All that glitters / What are the chances of drilling for money?
By Eytan AvrielOil and gas exploration industry securities have without a doubt been the big story on the Israeli stock exchange over the past two years. The share price of the king of Israeli oil exploration, Isramco, has risen almost 1,900% since the beginning of 2009, thanks to the major gas find at the Tamar drilling site.
Other oil and gas industry players joined the festivities, including those that haven't found a thing: Ratio Oil and Modiin Energy, which haven't started drilling, as well as Givot Olam and Zerach Oil Exploration, which completed drilling but have so far found only "signs of oil."
Investment in oil drilling is not a one-way street, however. Securities in the industry bounce up and down, and their declines are especially painful. On Sunday, for example, the share price of the Zerach partnership dropped 23% in one day, in reaction to the firm's disappointing results from production tests at the Tamrur 4 drilling site near the Dead Sea.
Investors in oil exploration securities aren't stupid or naive. They know well that they are investing in something risky and volatile, with a prospect of hitting jackpot as well as being bitterly disappointed. They make the investment with their eyes open.
Investors' awareness and responsibility for their actions are not enough, however. It turns out that people who invest in this type of stock or security are the same people who "invest" substantial sums in lottery tickets and casinos abroad. It also turns out that such folk tend to lose much more on the stock market than members of the public who choose more "boring" securities that go up just a few percent every year.

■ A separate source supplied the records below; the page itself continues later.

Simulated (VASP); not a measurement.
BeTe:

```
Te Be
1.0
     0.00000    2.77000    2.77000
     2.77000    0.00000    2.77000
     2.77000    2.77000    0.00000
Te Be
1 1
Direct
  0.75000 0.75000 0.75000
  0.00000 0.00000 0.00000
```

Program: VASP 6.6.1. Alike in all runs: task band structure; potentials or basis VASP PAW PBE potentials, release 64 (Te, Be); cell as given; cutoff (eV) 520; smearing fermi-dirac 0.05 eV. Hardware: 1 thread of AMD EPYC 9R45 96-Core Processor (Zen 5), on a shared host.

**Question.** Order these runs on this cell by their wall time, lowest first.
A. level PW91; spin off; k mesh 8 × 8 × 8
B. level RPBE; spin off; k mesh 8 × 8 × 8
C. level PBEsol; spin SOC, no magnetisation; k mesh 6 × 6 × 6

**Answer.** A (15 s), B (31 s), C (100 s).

An American study on the topic, based on data supplied by investment firms, shows investors who choose to put their money in stocks that are like lottery tickets come from a particular socioeconomic background.
They are poorer, less educated, male rather than female, black rather than white, more religious, and Catholic. In addition, their investments underperform compared to the investments of the population as a whole.
The bottom line: It's actually investors with limited means, who cannot afford to lose money in the market, who buy riskier shares like oil stocks.
No similar studies have been carried out in Israel, but the crowd that shows up at the shareholder meetings of oil exploration companies is a lot more colorful than the buttoned-down investment firm managers from Tel Aviv's financial district.
So the interesting question really is, what are the real chances of making a killing on oil stocks?
There is no definitive answer, of course, but a rough assessment is possible. As a practical matter, there are three separate playing fields in Israel in the oil and gas exploration industry: exploration in the Mediterranean; exploration on land in general; and exploration in the Jordan Valley-Dead Sea region. The probability of economically viable finds in the Mediterranean is high. Experts peg the chances there at 1 in 3 based on advanced exploration techniques and the reserves discovered. The problem is a lot of gas has already been found and the price of drilling licenses already reflects that prospect. Investing in such drilling operations is not like buying a lottery ticket. It's a real investment.
On land, the picture is different. Up to this point, no less than 400 drilling operations have been undertaken in Israel if you add up exploration in every region of the country, at every depth and using every method, and in each case, they came up dry, except one. The Heletz field has produced 20 million barrels of oil, which is nice, but still not Saudi Arabia. Current drilling on land at Tamrur and Givot Olam is based on the same research and the same ideas. The bottom line is the chances of finding something substantial on land in Israel have dropped to a fraction of a percent, and maybe even that is optimistic.
A lottery ticket remains a lottery ticket, and when it comes to oil drilling, there is no sure thing. Some day, maybe someone will make a major commercial find on land in Israel, but chances are small and investors in drilling have to know that they are in casino territory, with slimmer chances than in many card games. Someone who buys oil exploration stocks is buying an investment, but he is knowingly also buying something else: a dream, excitement and the adrenaline that comes with the rumors and the announcements of signs of oil, drilling, licenses and test production.
In the United States they say it's best to get rich, but the next best thing is the chance of getting rich. The investor in oil exploration shares has to remember that this added value is costing him a lot of money, and in many cases, he can't really afford the pleasure.